[PATCH 4.19 005/149] Btrfs: fix memory leak due to concurrent append writes with fiemap

From: Greg Kroah-Hartman
Date: Mon Nov 04 2019 - 16:58:27 EST


From: Filipe Manana <fdmanana@xxxxxxxx>

[ Upstream commit c67d970f0ea8dcc423e112137d34334fa0abb8ec ]

When we have a buffered write that starts at an offset greater than or
equals to the file's size happening concurrently with a full ranged
fiemap, we can end up leaking an extent state structure.

Suppose we have a file with a size of 1Mb, and before the buffered write
and fiemap are performed, it has a single extent state in its io tree
representing the range from 0 to 1Mb, with the EXTENT_DELALLOC bit set.
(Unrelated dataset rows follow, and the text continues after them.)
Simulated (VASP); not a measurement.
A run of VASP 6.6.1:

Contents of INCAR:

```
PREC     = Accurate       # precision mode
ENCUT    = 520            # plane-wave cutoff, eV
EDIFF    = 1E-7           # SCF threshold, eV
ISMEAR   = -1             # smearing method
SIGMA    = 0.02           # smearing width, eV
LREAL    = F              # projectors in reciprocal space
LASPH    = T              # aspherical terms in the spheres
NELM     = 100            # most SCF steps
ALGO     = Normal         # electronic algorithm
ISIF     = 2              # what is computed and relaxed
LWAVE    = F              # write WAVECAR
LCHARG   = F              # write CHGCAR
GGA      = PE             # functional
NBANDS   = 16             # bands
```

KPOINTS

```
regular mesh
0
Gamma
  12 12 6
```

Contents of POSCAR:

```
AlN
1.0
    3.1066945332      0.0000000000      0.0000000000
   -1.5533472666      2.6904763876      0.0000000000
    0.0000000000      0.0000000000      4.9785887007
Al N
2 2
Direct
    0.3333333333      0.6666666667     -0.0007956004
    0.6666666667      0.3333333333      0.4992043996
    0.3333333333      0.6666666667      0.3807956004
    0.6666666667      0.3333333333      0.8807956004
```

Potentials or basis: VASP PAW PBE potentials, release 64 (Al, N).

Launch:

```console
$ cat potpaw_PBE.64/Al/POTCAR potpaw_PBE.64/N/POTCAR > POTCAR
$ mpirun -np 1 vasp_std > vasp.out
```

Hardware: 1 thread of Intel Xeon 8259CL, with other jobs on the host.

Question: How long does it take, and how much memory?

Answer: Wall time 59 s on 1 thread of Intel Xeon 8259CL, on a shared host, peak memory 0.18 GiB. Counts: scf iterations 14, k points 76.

The following sequence diagram shows how the memory leak happens if a
fiemap a buffered write, starting at offset 1Mb and with a length of
4Kb, are performed concurrently.

CPU 1 CPU 2

extent_fiemap()
--> it's a full ranged fiemap
range from 0 to LLONG_MAX - 1
(9223372036854775807)

--> locks range in the inode's
io tree
--> after this we have 2 extent
states in the io tree:
--> 1 for range [0, 1Mb[ with
the bits EXTENT_LOCKED and
EXTENT_DELALLOC_BITS set
--> 1 for the range
[1Mb, LLONG_MAX[ with
the EXTENT_LOCKED bit set

--> start buffered write at offset
1Mb with a length of 4Kb

btrfs_file_write_iter()

btrfs_buffered_write()
--> cached_state is NULL

lock_and_cleanup_extent_if_need()
--> returns 0 and does not lock
range because it starts
at current i_size / eof

--> cached_state remains NULL

btrfs_dirty_pages()
btrfs_set_extent_delalloc()
(...)
__set_extent_bit()

--> splits extent state for range
[1Mb, LLONG_MAX[ and now we
have 2 extent states:

--> one for the range
[1Mb, 1Mb + 4Kb[ with
EXTENT_LOCKED set
--> another one for the range
[1Mb + 4Kb, LLONG_MAX[ with
EXTENT_LOCKED set as well

--> sets EXTENT_DELALLOC on the
extent state for the range
[1Mb, 1Mb + 4Kb[
--> caches extent state
[1Mb, 1Mb + 4Kb[ into
@cached_state because it has
the bit EXTENT_LOCKED set

--> btrfs_buffered_write() ends up
with a non-NULL cached_state and
never calls anything to release its
reference on it, resulting in a
memory leak

Fix this by calling free_extent_state() on cached_state if the range was
not locked by lock_and_cleanup_extent_if_need().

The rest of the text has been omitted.